When I started building the brand of Brazen Careerist around the year 2000, I talked about ideas like job hopping as a way to build a solid career, and I warned that generation Y’s entry into the workforce would be a total shock to employers. I was labeled a heretic and a moron.
But pretty quickly, people started thinking I was right. And I started making $15,000 a speech to discuss these ideas.
The intoxication of being on a trend, and knowing how to monetize it and being excited about being right, that’s what makes someone do a startup. So I picked up two partners, I launched Brazen Careerist, and quickly, Mashable called us the number-one social networking site for Gen Y. We were on a roll.
We raised money. We launched products, we pivoted 20 times. We were due to raise more money right after the markets crashed. So of course we couldn’t raise money. And of course I did what all startup founders do when they run out of money: I had a shit fit. And then I had a nervous breakdown.
But the thing is, in a startup, everything moves at warp speed, even a nervous breakdown. So I recovered fast, convinced investors to put in more money. And we kept going.
That cycle happened twice. Which is normal. Because startups are hell, and a startup is the perfect convergence of a brilliant idea and a founder just crazy enough to stick with it through anything.

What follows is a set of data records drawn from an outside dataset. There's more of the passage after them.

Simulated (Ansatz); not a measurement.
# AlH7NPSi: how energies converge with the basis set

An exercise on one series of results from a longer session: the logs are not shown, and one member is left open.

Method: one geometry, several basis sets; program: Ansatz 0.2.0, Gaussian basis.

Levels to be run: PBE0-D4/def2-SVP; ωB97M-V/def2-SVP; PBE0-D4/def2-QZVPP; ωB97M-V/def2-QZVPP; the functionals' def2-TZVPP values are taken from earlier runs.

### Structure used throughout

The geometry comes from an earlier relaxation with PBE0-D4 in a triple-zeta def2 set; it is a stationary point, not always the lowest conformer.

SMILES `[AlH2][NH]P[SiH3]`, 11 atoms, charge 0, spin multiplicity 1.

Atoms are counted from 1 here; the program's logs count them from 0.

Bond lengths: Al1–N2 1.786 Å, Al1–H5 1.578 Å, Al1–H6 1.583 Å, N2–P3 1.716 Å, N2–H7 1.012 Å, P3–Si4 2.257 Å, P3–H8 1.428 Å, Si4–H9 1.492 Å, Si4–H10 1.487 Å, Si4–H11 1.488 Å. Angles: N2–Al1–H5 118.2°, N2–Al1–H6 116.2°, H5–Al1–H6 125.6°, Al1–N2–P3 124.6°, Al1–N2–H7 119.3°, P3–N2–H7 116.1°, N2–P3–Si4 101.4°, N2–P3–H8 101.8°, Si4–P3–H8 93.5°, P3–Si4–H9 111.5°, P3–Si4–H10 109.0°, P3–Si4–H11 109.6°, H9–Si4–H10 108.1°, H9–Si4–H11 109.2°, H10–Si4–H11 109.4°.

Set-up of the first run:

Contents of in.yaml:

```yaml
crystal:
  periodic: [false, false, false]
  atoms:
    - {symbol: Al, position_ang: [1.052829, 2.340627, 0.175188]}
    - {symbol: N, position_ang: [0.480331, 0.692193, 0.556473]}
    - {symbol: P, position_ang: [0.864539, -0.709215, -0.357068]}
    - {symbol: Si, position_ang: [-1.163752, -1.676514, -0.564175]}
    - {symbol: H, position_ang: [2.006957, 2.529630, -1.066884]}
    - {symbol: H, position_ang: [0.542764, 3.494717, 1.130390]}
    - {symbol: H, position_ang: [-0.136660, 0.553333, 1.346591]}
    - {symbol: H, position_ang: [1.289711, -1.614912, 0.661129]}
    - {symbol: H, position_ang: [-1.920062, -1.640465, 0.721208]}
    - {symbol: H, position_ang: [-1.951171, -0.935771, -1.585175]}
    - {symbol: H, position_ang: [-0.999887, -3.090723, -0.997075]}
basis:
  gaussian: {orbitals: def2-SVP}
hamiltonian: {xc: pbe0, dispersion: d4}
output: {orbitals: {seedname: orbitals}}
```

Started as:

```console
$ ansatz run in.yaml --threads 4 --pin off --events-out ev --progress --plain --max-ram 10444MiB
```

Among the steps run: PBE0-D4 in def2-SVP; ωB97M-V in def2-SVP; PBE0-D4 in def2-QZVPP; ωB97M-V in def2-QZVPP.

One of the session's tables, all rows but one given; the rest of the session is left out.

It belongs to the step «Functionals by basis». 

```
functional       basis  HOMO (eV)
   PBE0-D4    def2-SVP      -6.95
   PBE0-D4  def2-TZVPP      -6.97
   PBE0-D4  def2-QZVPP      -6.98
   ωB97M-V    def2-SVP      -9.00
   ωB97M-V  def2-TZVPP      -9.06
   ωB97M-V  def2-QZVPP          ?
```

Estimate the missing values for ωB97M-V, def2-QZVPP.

At that point, I was exhausted. And I had to figure out: When is it time for a founder to step down? So I went through a time of personal assessment, which taught me a lot about when you know it’s time for a founder to leave:
Financial exhaustion
I had funded the idea with my own money for a few years before I launched Brazen Careerist as a social recruiting platform. I ruined my credit, I cashed out my 401K (don’t ever do this!) and I lost a baby sitter because she was appalled that we didn’t have any food in the refrigerator.